A new study shows that many public policy discussions about income inequality are missing the biggest cause — the decline of marriage.

“There is a growing marriage divide that leaves millions of men, women and children in poor and working-class communities without ready access to the stability, emotional security and financial resources marriage affords,” writes Bradford Wilcox in The Federalist. “The retreat from marriage in working-class and poor communities across the United States hinders educational and economic opportunity, helps drive the crime rate higher in these communities, and exacts a serious social and emotional toll on children. It also — as Robert Lerman and I argue in a new report, ‘For Richer, For Poorer’ — seems to account for almost one-third of the growth in family income inequality since the late 1970s.”

Statistics show that rising inequality isn’t just caused by economics alone, as some on the left say, or by cultural factors, as some on the right might think. Instead, it’s a combination of the two. It’s true there are fewer good-paying working class jobs, like the manufacturing jobs many of our parents held; and it’s also true that as a culture, we no longer expect marriage to come before childrearing, for example.

What’s more, marriage is still the norm for American adults in middle-income and upper-income brackets; it’s less so in lower-middle and lower-income brackets. The Pew Research Center reported in September that more adult Americans than ever have never married (about 20 percent in 2012, up from 9 percent in 1960).



Pew also reports that Americans with more education (and thus higher incomes) are more likely to marry; people with less education and lower incomes are less likely to do so.

What’s the outcome of these converging trends? Rising income inequality. Marriage is a financial boon; it combines incomes and other resources, aids in wealth accumulation and focuses two people toward a common goal.

Wilcox says the federal government can help impress those advantages on young Americans, in much the same way that successful education programs helped lower teen pregnancy rates. There are four specific things the federal government can do, he says.

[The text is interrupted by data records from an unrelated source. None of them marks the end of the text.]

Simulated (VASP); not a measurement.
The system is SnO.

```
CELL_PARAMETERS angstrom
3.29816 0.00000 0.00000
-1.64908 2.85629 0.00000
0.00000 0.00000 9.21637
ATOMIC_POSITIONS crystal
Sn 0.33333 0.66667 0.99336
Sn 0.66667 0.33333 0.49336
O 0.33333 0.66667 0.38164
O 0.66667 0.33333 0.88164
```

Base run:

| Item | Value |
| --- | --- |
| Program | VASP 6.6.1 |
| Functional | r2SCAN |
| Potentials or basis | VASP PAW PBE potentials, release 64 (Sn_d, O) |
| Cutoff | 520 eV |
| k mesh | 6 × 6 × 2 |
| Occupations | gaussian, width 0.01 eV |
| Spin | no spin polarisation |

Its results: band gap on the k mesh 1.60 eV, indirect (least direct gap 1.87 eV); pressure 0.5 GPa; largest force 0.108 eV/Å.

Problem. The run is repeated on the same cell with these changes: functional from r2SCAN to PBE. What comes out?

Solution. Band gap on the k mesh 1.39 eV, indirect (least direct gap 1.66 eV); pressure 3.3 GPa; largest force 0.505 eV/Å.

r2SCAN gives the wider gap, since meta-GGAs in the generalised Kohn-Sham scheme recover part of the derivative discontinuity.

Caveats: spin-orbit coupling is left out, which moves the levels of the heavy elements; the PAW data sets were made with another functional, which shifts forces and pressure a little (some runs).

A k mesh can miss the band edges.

“It should subsidize wages (through the Earned Income Tax Credit or a new approach not connected to household size) to boost the returns to work for less-educated Americans,” Wilcox writes. “It should eliminate the marriage penalties embedded in many of our transfer programs. It should boost the child-tax credit to $3,000 per child and make it applicable to income and payroll taxes. And along with state governments, it should increase funding for vocational and apprenticeship education — such as career academies — that raise adolescents and young adults’ odds of finding good-paying, middle-skilled jobs.”

We can debate the particulars of those programs at a later date. For now, it’s important to recognize that if we’re truly worried about rising income inequality, we should be worried about marriage.